When I was a child, my heroes were always found in the pages of my comic books; the Fantastic Four, The Avengers, The Adventures of Superman. And while most boys my age wanted to be Captain America, I dreamed of being the Scarlet Witch. As long as the comic books remained open and the comforting figure of my mother sat at the kitchen table reading the latest edition of The Boston Herald, I was invincible. But childhood ends quickly, heroes stay within the ink-colored pages, and I wondered if my mother would grow tired and leave.


The superheroes had alter egos. The Scarlet Witch was also Wanda, but despite looking the same, no one noticed they were the same person. Was it simply because Wanda wasn't wearing a red hat and suit or because the writers decided to make it so? Perhaps it was because people only see what they want to see. I empathized with her divided psyche and the failure of others to notice.

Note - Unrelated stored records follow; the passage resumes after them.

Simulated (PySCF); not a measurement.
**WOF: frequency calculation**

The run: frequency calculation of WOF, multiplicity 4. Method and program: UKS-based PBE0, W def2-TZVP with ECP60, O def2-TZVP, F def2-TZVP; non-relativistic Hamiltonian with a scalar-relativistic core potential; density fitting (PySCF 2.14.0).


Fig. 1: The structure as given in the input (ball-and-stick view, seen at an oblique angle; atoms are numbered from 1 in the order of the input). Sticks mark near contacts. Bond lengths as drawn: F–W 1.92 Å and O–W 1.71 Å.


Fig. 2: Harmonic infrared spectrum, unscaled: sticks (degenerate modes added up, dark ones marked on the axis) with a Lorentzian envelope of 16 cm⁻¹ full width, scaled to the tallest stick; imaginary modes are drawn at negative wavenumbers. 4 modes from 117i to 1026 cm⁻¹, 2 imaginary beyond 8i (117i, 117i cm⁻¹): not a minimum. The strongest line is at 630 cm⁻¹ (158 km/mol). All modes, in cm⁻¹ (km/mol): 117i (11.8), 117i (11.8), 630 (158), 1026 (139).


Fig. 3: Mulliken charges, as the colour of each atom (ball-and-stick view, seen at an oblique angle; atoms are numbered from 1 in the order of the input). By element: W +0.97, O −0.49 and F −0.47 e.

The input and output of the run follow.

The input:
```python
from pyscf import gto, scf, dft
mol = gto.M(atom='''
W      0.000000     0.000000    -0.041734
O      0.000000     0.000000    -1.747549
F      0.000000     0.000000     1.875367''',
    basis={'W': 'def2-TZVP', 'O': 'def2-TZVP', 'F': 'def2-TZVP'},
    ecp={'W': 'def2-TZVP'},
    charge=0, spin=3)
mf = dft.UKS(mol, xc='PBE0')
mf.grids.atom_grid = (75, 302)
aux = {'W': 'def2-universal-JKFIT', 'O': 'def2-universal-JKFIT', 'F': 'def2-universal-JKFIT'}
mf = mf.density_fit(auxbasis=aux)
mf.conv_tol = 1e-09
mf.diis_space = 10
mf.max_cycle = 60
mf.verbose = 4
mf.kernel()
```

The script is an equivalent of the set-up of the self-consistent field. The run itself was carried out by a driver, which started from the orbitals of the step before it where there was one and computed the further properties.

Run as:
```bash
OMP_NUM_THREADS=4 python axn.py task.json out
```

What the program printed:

Since then, I have realized that it takes time, knowledge, and a willingness to learn and share before you discover the person within the person.

I still remember the day I told my mother. A coming-out story I'd found in the Glad Day Bookstore, Are You Still My Mother? was beside my bed. As she walked into my apartment, I thought how awful I was to, in one split second, turn her world upside down. I stumbled over the words and when I finally spit them out as if they burned my tongue, I watched her turn into a rubber band in my arms. It seemed as if I'd transferred all the pain of my childhood onto her with one single sentence. She cried for hours and the tissues I kept by the couch disappeared in minutes.

She took the book with her, and I expected the worst. But the next day, she returned with a list of more than twenty questions for me to answer. And so began my mother's education and the shifting of a relationship that has flourished to new levels.

My mother does not belong to PFLAG, nor does she march in gay pride parades with signs declaring her feelings towards me. Instead, when she visits, she sits with every one of my friends and calls them her sons (or at times, her daughters, depending on the time of the year and the outfits they've chosen)  When I joined the ranks of drag queens and began performing in small clubs, she was the loudest in the crowd. My music would start and I would become Celine Dion or Sheena Easton. Then, I'd look up and see my mother jumping to her feet and cheering. It is a memory that is forever etched into my mind.

"Are you his mother?" someone asked her one night during a show.

"Yes, I am," she replied.

Giving her a bear hug, the man kissed her and said, "You look so proud. Good for you."

The baby books could never have prepared my mother for all of the ways she has seen me grow. And I, in turn, have watched a different kind of hero, one who does not need to rescue me every time I'm in danger, but only has to be who she has always been: My mother. Without her, I would have been lost - perhaps a runaway, a junkie or a kid escaping childhood by escaping life. If I hadn't felt confident during my  youth that she would be there to catch and lift me up, I would not be here today.

And when I return home, as I climb the stairs to my old house, she is still there. Quietly sipping her coffee and reading her paper. With one silent smile, she conveys every ounce of pride she feels. And I know, that if she wants to, she can make a hell of a lot of noise.